The Freedom From Religion Foundation is asking for an end to an unconstitutional daily prayer ritual taking place at a Texas public charter school.
A concerned parent of a student at Leadership Academy in Tyler, Texas, contacted the state/church watchdog to report that teachers within the school are imposing daily prayer before lunch on elementary school students. Each school day, either a teacher selects a student to lead a prayer or a teacher leads a prayer before students begin their lunch.
Public school teachers may not lead their students in prayer, encourage students to pray, participate in student-initiated prayer or otherwise endorse religion to students, FFRF reminds the school. The Supreme Court has continually struck down teacher- or school-led prayer in public schools.
“As a public charter school, Leadership Academy has an obligation under the law to make certain that ‘subsidized teachers do not inculcate religion,'” to quote the Supreme Court, FFRF Associate Counsel Sam Grover writes to Louise Dyer, head of the Leadership Academy. “The Supreme Court has recognized that ‘[f]amilies entrust public schools with the education of their children, but condition their trust on the understanding that the classroom will not purposely be used to advance religious views that may conflict with the private beliefs of the student and his or her family.'”

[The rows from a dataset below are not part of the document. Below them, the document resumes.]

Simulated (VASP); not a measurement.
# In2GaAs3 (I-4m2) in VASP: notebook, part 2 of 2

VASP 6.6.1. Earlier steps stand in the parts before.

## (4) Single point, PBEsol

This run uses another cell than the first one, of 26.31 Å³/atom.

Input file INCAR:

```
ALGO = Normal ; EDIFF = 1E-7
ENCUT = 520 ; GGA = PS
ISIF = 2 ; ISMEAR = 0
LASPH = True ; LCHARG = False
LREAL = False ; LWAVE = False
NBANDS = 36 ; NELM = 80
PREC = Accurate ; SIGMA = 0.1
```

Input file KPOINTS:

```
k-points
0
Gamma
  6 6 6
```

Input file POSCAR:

Teachers have access to a captive audience of students due to their position as public educators. Therefore, the school has a duty to regulate religious proselytizing during the school day.
Given how young and impressionable these students are (Leadership Academy is a K-6 school), this violation of the law is particularly egregious, FFRF asserts. In 2015, FFRF settled a lawsuit with Emanuel County School District in Georgia over a similar issue. Two different teachers there had led students in prayer before lunch. Given how clear the law is on the illegality of this practice, those teachers were sued in their official and personal capacities, as were district administrators. The lawsuit ended with Emanuel teachers receiving educational training on the Establishment Clause and our complainants being financially compensated for the harm they suffered. There is no reason for Leadership Academy to invite a similar lawsuit here.
Nothing in the law prevents students, teachers or school employees from freely exercising their religion on their own time and in their own way, FFRF declares. But a public school itself must not promote a decidedly religious ritual to a captive student audience, thereby isolating and excluding those students who are nonreligious and misusing authority to promote religious views.
Any teachers engaging in or promoting this practice at Leadership Academy must be immediately instructed to cease scheduling prayers at once, FFRF insists.
“Children at this age of varied backgrounds must not be made to suffer the imposition of beliefs that they may very well disagree with but have no power to protest,” says FFRF Co-President Annie Laurie Gaylor. She adds that there is no excuse for this violation to be occurring, given 70 years of solid Supreme Court decisions baring religious instruction in public schools.
The Freedom From National Foundation is a national nonprofit organization with more than 32,000 members across the country, including over 1,300 in Texas. Its purposes are to protect the constitutional principle of separation between state and church and to educate the public on matters related to nontheism.